Wes Anderson’s latest film, The French Dispatch, is perhaps his most eccentric offering to date.

Wes Anderson is a polarising filmmaker and there’s generally a distinct line drawn between those who love his work and those who loathe it. From his low budget debut Bottle Rocket to the cult classic The Royal Tenenbaums, his has been a steady career paved with cinematic oddities such as Rushmore, The Life Aquatic with Steve Zissou and The Darjeeling Limited.

His latest treat is The French Dispatch, a quirky anthology film which reaches peak ‘Anderson’ and is perhaps his most eccentric offering to date – and possibly the most inaccessible for those unfamiliar with this auteur.

Chronicling the final publication from the French foreign bureau of a renowned American newspaper, the film is comprised of three stories as told through journalist pitches to the Chief Editor, each telling an odd story of quirky characters and their extraordinary circumstances. These episodes are bookended by the comings and goings of the editor’s office, which is a narrative unto its own.

Bill Murray plays Arthur Howitzer Jr., who dies during the opening of the film. From this moment we track back to the final issue of the newspaper and follow his peculiar process of assigning stories and negotiating style with the various writers.

Owen Wilson provides a momentary interlude to guide the viewer through the past and present of a fictional town named Ennui-sur Blasé, before Tilda Swinton presents a narrative lecture of the first story – ‘The Concrete Masterpiece’ – telling of a mentally disturbed murderer and artistic genius (Benicio Del Toro) who resides in prison and is hoodwinked by a trio of shrewd art dealers.

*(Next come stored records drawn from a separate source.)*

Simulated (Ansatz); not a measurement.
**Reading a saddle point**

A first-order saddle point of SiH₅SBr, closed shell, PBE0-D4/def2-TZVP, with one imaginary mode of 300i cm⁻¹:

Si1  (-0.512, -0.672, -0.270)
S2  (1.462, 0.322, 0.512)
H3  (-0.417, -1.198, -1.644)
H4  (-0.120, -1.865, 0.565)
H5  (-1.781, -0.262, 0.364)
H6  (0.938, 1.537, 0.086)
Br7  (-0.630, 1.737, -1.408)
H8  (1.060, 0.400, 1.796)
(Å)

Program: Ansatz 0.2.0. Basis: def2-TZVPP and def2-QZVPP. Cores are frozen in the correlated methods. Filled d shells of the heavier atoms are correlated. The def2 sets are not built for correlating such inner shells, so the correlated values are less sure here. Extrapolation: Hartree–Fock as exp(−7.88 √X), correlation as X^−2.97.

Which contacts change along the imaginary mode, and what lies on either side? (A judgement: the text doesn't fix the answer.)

The second story – ‘Revisions to a Manifesto’ – tells of a young revolutionary and student (Timothée Chalemet) who begins an intimate relationship with a Dispatch journalist (Francis McDormand) that helps him to complete his manifesto, ultimately authoring most of its content.

The closing segment – ‘The Private Dining Room of the Police Commissioner’– is an elaborate tale of kidnapping, pursuit and culinary deception, as told by a Dispatch journalist (Geoffrey Wright) to a popular talkshow host (Liev Schreiber). It is the longest of the segments and perhaps the most comical.

It must be said that The French Dispatch is not a film that is easily absorbed with one viewing. It is, at first, a visceral delight with Anderson’s trademark style dominating every single frame of its 103-minute running time.

If his hallmark use of fairytale world-building and cartoon-like productions has proven to be off-putting to you, then give this film a wide berth. If, however, those magical and unconventional musings ignite your imagination, then the film will shift your brain into overdrive. It’s his most outlandish and idiosyncratic work to date, requiring patience and a basic knowledge of French cinema to fully appreciate its intricacies.

If Anderson were to channel Woody Allen and Paul Thomas Anderson, this might be the result. It is at times neurotic and existential, with a rich tapestry of characters working on a very distinct canvas. With a who’s-who of Hollywood talent, it features his most impressive ensemble cast – most of whom are under-utilised in cameos, which might suggest other stories intended but not included in the final cut. Amongst the cavalcade of stars are Elizabeth Moss, Christoph Waltz, Willem Dafoe, Saoirse Ronan, Griffin Dunne and Jason Schwartzman – all given little to do except to add pizzazz to Anderson’s vision.

If this reviewer had the benefit of a second viewing then it might be a very different perspective on offer, yet what is obvious is that The French Dispatch will test the patience of some, while invigorating others. It’s a smorgasbord of avant-garde Easter eggs and cinematic winks, and only upon a revisit can it begin to be fully appreciated.